I took a pastel workshop in the summer – my first real attempt at any sort of painting. I loved it.

Pastels are layered color – powdery gems all over the paper (and my clothes and my nose). It reminds me quite a bit of the way I approach sculpting a relief. Building up color and depth instead of form and texture.

So… I loved it, but I was busy with classes and art shows through the summer and fall so I didn’t get a chance to dig into it until recently. I did read a couple books and watched a number of videos in the meantime.
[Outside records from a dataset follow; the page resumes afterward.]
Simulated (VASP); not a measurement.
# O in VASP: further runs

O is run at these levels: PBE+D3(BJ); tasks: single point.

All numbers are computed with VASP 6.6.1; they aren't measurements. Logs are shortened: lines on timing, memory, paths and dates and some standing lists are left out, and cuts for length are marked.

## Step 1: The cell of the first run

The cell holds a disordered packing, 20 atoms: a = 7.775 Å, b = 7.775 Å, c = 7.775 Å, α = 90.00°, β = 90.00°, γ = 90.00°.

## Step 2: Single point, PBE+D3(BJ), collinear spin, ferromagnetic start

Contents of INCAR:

The hardest part of starting out was deciding which pastels to get. They’re expensive, and I wanted good quality and a wide variety of colors for my first investment. (You notice that? I think they could be as addicting as clay)

I already have a set of 80 pan pastels * (Love them – both on paper and clay and I bought all of them after my initial set of 20), an inexpensive set of Dick Blicks (Nice set to start with. Good color but on the harder side.) and a set of Carb Othello pencils * (great for details like animal eyes). I finally decided on these Sennelier half sticks*. Aren’t they gorgeous? Luscious color in a box. 🙂

So first thing I did was grab a scrap piece of paper (ordinary shiny printer paper) and see what the colors actually looked like. I started with a really lovely deep blue. Then I grabbed a photo off the bookcase from our beluga encounter and started playing.

Not quite a finished painting… But on the right surface – with some more tooth to the paper – I think it could have become one. I really should have started with a real piece of pastel paper. Pastel paper ranges from about 400 grit sandpaper (really sandpaper) to thick textured paper similar to watercolor paper. You just can’t get much pastel to stick to printer paper.

Love the pastels and I think I’m really going to enjoy painting.

*Amazon affiliate links to what I actually bought

 

2 Responses to Pastel 101

  1. Carole says:

    I thought the pan pastels would be less messy but I’m still covered in them! At least I CAN’T spill them or forget to clise them and they dry out! I have 2 words for ya sea turtle! Please!

    • Skygrazer says:

      Yeah I know… And the stick pastels are MUCH messier than pan pastels. 🙂 At least for the pan pastels I’m using an applicator to apply them. For the sticks your hands are covered, and the dust drifts down…

      Most people in the pastel workshop I went to were wore aprons. I try to remember to do that but I just go in to look at something and then I just want to touch up one tiny area.

      Fifteen minutes later my husband’s laughing at me because I have pastel under my eye and down the side of my nose 😉

      And I will definitely do a sea turtle. Thanks for the reminder. Just have to find the GoPro videos again and choose a good reference image. It was absolutely amazing when we were diving with them.